- Sen. Ted Cruz, R-Texas, violated campaign finance rules by using donor funds to promote his book, a watchdog alleged Wednesday in two ethics complaints.
- The Campaign Legal Center accused Cruz's campaign committee of spending up to $18,000 on Facebook advertisements that "exclusively" urged viewers to buy copies of the senator's book.
- An attorney for the campaign committee said Cruz "has closely followed Federal Election Commission laws and guidelines when promoting his book, and he has not received any royalties whatsoever for these book sales.”
Sen. Ted Cruz, R-Texas, violated campaign finance rules by using donor funds to promote his book, a watchdog alleged Wednesday in two ethics complaints.
The Campaign Legal Center, or CLC, accused Cruz's campaign committee of spending up to $18,000 in late 2020 on Facebook advertisements that "exclusively" urged viewers to buy copies of the senator's book. Those ads included links to buy the book from third-party online booksellers, said the CLC, a nonprofit organization that seeks transparency in government.
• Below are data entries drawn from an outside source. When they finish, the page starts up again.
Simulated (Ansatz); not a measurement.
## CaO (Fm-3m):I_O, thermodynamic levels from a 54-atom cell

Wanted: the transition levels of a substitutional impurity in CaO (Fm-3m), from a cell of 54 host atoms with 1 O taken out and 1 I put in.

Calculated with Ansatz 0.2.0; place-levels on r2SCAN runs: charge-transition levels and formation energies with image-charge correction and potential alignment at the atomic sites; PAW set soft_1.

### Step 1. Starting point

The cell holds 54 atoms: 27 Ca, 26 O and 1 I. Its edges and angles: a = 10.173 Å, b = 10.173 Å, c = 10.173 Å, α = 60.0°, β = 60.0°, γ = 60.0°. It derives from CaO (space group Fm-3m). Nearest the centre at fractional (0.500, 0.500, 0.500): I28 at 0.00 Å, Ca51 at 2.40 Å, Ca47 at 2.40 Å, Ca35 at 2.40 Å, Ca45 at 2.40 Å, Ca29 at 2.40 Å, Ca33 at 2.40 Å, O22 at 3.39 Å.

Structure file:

"Because Cruz receives royalties from book sales, his campaign crossed a legal line by spending donor funds on Facebook ads promoting sales of that book," said Brendan Fischer, CLC director of federal reform, in a press release announcing the complaints.
But Chris Gober, an attorney for Cruz's campaign committee, said later Wednesday that the senator's campaign "has closely followed Federal Election Commission laws and guidelines when promoting his book."
Cruz "has not received any royalties whatsoever for these book sales," Gober said in that statement, which was sent to CNBC by Cruz's communications director, Erin Perrine.
Fischer questioned that response. "There seems to be no legitimate way for Cruz to know how many books were purchased as a result of these Facebook ads," he said in a phone call with CNBC, "and therefore it's impossible to say that Cruz is not receiving royalties on the books sold as a result of the ads."
Cruz's book deal with Regnery Publishing netted him a $400,000 advance and a 15% royalty on net sales of hardcover copies, the CLC's press release said, citing the senator's financial disclosure report.
The CLC filed a complaint with the Federal Election Commission, or FEC, against Cruz's campaign committee. The watchdog also sent a letter to the Senate Ethics Committee requesting an investigation into whether Cruz broke federal law and the chamber's ethics rules.
FEC spokesman Christian Hilland told CNBC that the commission does not comment on pending litigation. The Senate Ethics Committee did not immediately respond to a request for comment.
The Senate's rules are "crystal clear about all members, both current and former, being prohibited from converting federal campaign funds to personal use," Delaney Marsco, CLC's senior legal counsel for ethics, said in the press release.
"Voters must be able to trust that when they are donating to political campaigns, they are doing so to help their favored candidate win or retain their office, not financing their personal endeavors," Marsco said.
The CLC said in its complaints that Cruz could have potentially marketed or purchased his book using campaign funds "without running afoul of the law." He could have included a small amount of information on an existing campaign website, the CLC said, or his campaign could have bought copies of the book directly from the publisher to be used as gifts to supporters, if the publisher withheld royalties on those copies.
"But Senator Cruz did not do either of these things," the CLC said in its letter to the Senate ethics panel. "Instead, Senator Cruz used campaign funds for online ads that exclusively promoted his book, and directed supporters to purchase it from third-party booksellers."
The book, "One Vote Away: How A Single Supreme Court Seat Can Change History," was released in September.
That month, Cruz's Facebook page started running ads promoting the book and encouraging supporters to purchase it — using language such as "order your copy today" and "buy a copy, right now" — the FEC complaint alleged.
The ads ran between Sept. 24 and Oct. 5, the CLC said, citing Facebook's political ad archive. They all included the disclaimer, "Paid for by Ted Cruz for Senate," according to the CLC.
Fischer noted in the press release that "we don't know how extensive these violations might be because any similar ads that Cruz may have run on platforms other than Facebook or Google are not publicly available."
The letter to the Senate Ethics Committee argued that "when elected officials use campaign contributions to advance their personal bottom lines, they compromise the integrity of the political process and undermine the public's trust that their political contributions are being used legally—for campaign purposes or in connection with the officeholder's duties, not to line the officeholder's pockets."
"Senator Cruz has violated core principles of accountable government by using campaign funds to promote the sale of his book," the CLC's letter said. "As such, the Ethics Committee should reassure the public that the Senate enforces its well-established rules and laws that guard against corruption by conducting a swift investigation to identify and hold Senator Cruz accountable for any ethics violations."
The CLC last week filed a separate FEC complaint, accusing Georgia's Republican Party of illegally accepting in-kind contributions from another election-related nonprofit called True the Vote.